We are running LibreNMS to monitor a network with alot of sites with switches and routers. The WAN that connects to the routers can be flakey so we get quite a few false positves with devices going down, alerts being sent and then recovering and a recovery being issued quite soon after.
We mostly use email as the transport and we receive alot of device down and recovery emails. This can lead to mistakes as hthe ammount of noice means an operator dosn’t notice a device didn’t issue a recovery email.
We would like to implement something where if the device hasn’t recovered and been acknowledged a higher priority alert is issued so the problem can be escalated. My thinking was to transport it to something like Alerta so that it can be correlated and the priority raised if the state has continued.

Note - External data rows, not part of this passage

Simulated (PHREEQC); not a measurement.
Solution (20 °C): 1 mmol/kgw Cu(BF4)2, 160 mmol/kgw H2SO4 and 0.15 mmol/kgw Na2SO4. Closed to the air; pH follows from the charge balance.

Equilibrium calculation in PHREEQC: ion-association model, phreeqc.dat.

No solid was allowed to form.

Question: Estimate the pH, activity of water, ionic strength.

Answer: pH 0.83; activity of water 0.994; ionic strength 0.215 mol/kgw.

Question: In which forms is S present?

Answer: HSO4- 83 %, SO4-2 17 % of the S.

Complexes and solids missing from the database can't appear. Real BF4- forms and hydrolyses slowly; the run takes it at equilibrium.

I found the folowing when researching if this has all ready been implemented.
Specifically the Routes and the monritoring of alerts themselves if things have been acknowledged. The Github issue shows that some of this functionality was being tested;
I have also seen laf merged the code into the alerts.inc.php
The function that looks interesting is RunFollowUp
/**
Run Follow-Up alerts
@return void
*/
function RunFollowUp()
This appears to keep a track of alerts and work out if they have got better or worse, which we could then use for escaltion purposes.
However, I can’t see this function used anywhere else. So I have a question;
This appears to be in the code but I’m not sure how we go about invoking it.
Can this be done from the Alert Rule builder, a template, some sort of macro? Or do we have need to take this futher with php?
Or, you could increase the alert “delay” to 6m, to cover 2 x SNMP polls, which should greatly decrease false positives.
Not sure on the other question, but i know OpsGenie and other transports have smart features, such as “If not acknowledged in 5 minutes, and after 5pm, ring my mobile” etc which ties into the LibreNMS acknowledgments i think.
Thanks for your comments. We already use delay and have tested with ping only. This still leads to alot of false posititves.
I am looking at other trasnport methods like Alerta but I need to supply the metadata to this to get it to escalate. I am trying to pull this from Libre and get information about the state of the alerts them selves but this dosn’t appear to be tracked, they are very much, triggered or not.
We have also tried to adjust the Ping timeout but as this is a global value when we have increased it it means we dont complete the whole polling run in one cycle. Which leads to other issues.
I appreciate you trying to help but I think think Alert escalation would be very useful and would like to understand where this functionality is currently.